I think you should use the TensorFlow version that is preinstalled in Google Colab, and not try to reinstall it.

SamuelLacombe · November 12, 2021, 6:12pm

Hello,

Thanks for the quick reply. Actually, if I just take colab setup as is I still get the error:

/bin/bash: onmt-main: command not found

guillaumekln · November 12, 2021, 6:26pm

You should still install OpenNMT-tf, but not TensorFlow (which is already installed).

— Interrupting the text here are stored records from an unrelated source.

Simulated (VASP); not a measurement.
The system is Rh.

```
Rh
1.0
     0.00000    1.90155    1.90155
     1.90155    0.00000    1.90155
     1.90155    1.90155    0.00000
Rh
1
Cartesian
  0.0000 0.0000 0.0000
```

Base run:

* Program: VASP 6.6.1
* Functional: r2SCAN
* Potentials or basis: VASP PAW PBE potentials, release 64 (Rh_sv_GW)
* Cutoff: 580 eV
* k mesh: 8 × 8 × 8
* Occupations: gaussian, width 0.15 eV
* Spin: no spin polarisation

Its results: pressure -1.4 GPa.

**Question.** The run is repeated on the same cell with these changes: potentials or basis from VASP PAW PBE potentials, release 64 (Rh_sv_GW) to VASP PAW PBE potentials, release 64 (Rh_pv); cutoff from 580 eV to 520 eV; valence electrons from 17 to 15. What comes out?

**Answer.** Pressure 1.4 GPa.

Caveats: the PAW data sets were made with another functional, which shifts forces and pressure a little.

SamuelLacombe · November 12, 2021, 10:43pm

Hello,

Thank you again. I believe it was just my mistake trying to fix the issue, but using the default setup and just installing these:

!pip3 install OpenNMT-tf[tensorflow]

#download sentencepiece
!pip3 install sentencepiece

#plotly
!pip3 install plotly==5.2.1

#Ctranslate2
!pip3 install ctranslate2==2.7.0 #--force-reinstall

Gives the error I copy/pasted in the first post. My usual setup just stopped working all of a sudden. I’m pretty sure it’s related to google colab changes, but I can’t figure out which change…

Best regards,
Samuel

guillaumekln · November 13, 2021, 8:18am

Try installing OpenNMT-tf without [tensorflow].